Ask the Microsoft Teams experts: empowering home workers – Legal Teams
Discussing, creating and sharing matter-related information via Teams’ chat facility may move workflow forward temporarily, but unless this activity is linked back to the core information/matter management repository, the longer-term value will be compromised and the firm could soon lose control of matter status, as well as information compliance.
Here’s a practical way forward:
Start by mapping the content destined for collaboration in designated Teams, then create a connection so that related files and correspondence, and any updates, remain closely linked.
To maximise flexibility, allow Teams to be created on demand, or automatically for active matters, using the platform’s security controls to determine who can see Teams and gain information access.
This allows firms to keep access to sensitive matter content stored in the central DMS restricted, as appropriate. For instance, you may want to ensure that only colleagues working on a matter can see certain information/join particular Teams.
Matter-linked Teams can be set up as discoverable (searchable) or hidden; they can also be made Public (open for others to join) or Private (users will need to request membership to gain access). You’ll also be able to ensure full visibility of who asks to join a Team or gain access to matter-related information.
Once set up, colleagues can collaborate and use Teams – filing, co-authoring and editing documents from Teams, discussing matters and sharing related information.
For richer functionality, it’s worth connecting in other Office 365 facilities such as MS Planner so colleagues can more easily manage and track tasks.

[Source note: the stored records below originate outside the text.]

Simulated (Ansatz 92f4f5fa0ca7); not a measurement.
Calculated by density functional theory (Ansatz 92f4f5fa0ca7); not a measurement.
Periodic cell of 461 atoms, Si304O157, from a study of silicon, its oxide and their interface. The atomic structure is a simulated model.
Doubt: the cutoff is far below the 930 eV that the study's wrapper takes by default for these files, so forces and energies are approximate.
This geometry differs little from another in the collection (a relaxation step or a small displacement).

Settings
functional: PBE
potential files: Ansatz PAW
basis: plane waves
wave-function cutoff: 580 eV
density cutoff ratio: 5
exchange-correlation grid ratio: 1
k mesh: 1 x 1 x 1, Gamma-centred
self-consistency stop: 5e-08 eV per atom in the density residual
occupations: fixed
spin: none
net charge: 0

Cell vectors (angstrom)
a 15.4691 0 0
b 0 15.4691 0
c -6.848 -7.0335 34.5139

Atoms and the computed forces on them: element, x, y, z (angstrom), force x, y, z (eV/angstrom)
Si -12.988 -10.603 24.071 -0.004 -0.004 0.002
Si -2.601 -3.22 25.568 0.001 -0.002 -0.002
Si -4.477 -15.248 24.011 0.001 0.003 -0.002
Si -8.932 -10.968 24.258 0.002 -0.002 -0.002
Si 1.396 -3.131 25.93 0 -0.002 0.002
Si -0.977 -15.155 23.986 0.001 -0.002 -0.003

Legal colleagues can continue to use Teams as their default collaboration forum, confident that they can later extract all recent information and output it back to the DMS.
Rapid yet controlled deployment of Teams to remote legal professionals protects the office-based DMS as the default content store across the matter lifecycle, while enabling maximum collaboration, document co-authoring and anything else that dispersed teams may need to do.
Why not the VPN route?
Using MS Teams as the basis for controlled and secure collaboration is a more practical solution than trying to set up virtual private networks (VPNs), which are not designed to be used en masse and are liable to crash if overstretched. Remote Teams performance is optimised too, as a cloud-first collaboration platform attracting heavy investment from Microsoft. For instance, content and services can be flushd closer to users, to accelerate data centre access/response times.